Martriciano v. Camillo Profenno & Maryland Casualty Co.

127 Me. 549 | Me. | 1928

Appeal by the defendants from a decree affirming an award for compensation under the Workmen’s Compensation Act.

The petition for award which gave rise to the present case was dated October 27, 1927. In that petition it is alleged that on the 20th day of November, 1926, while working as a laborer in the employ of the defendant he was struck by an automobile as a result of which he “received concussion of the skull, abrasions, and was ruptured.” (Italics by the court).

Following the accident of November 20, 1926, the petitioner received compensation by agreement, which compensation had ceased by decree of the Industrial Accident Commission, but the findings now under consideration were based upon the aforesaid petition alleging that the claim was based upon a period of incapacity subsequent to that for which compensation had already been paid. The present incapacity of the petitioner is due to a hernia.

The issue, as stated by the claimant, “Is the disability, that claimant now has, one that is attributable to the accident of November 20, 1926.”

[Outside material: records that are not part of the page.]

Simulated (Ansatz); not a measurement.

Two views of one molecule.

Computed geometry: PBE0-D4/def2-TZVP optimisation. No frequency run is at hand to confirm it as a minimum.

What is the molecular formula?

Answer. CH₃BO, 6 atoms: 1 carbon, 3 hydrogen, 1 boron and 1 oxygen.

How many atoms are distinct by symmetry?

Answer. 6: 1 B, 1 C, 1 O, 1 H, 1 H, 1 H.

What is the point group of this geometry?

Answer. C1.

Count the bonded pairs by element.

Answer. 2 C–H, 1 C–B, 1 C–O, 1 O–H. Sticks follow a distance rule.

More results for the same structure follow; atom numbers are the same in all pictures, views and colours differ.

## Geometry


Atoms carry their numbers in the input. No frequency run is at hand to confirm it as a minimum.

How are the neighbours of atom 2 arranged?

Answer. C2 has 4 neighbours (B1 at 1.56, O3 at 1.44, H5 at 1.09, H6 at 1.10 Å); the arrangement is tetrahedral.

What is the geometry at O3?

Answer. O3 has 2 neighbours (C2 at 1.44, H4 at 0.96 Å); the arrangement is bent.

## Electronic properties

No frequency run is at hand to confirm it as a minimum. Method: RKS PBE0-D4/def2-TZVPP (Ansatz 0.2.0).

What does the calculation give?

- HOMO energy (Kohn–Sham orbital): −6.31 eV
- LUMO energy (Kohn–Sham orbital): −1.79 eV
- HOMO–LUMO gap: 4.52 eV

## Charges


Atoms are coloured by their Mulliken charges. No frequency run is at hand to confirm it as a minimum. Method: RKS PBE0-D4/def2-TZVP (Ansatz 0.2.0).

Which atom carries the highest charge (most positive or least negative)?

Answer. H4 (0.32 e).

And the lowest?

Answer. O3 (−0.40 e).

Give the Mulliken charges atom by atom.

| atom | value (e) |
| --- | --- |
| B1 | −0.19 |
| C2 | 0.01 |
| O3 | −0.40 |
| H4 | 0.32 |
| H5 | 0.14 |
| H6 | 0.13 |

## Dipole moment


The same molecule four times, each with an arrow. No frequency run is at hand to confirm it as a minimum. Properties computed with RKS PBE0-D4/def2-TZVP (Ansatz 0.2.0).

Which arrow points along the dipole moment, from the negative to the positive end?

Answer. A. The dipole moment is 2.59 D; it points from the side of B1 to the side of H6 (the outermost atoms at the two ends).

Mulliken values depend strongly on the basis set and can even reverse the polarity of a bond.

The defendants state the issue in slightly different language saying that “The issue in this case is whether or not the recurring femoral hernia on the right side is a result of the accident sustained by the petitioner on November 20,1926, when he received an injury while being employed by the defendant as a result of which he suffered a femoral hernia on the left side.” And the defendant further states as his contention that there was no evidence, outside of surmise and conjecture, which could connect the left femoral hernia with the recurrence of the right femoral hernia, in as much as the original femoral hernia on the right side, which occurred in Italy, was the cause of all the trouble on the right side.

Taking either of the statements as to the issue, it is quite plain that the issue was one of fact and was decided by the Industrial Accident Commission in favor of the petitioner.

*550In reaching its conclusion the Industrial Accident Commission evidently determined that either from congenital conditions or from the early hernia suffered in Italy there was a physical condition which was accelerated or excited by the accident on November 20, 1926, and using this as a basis the compensation prayed for was granted.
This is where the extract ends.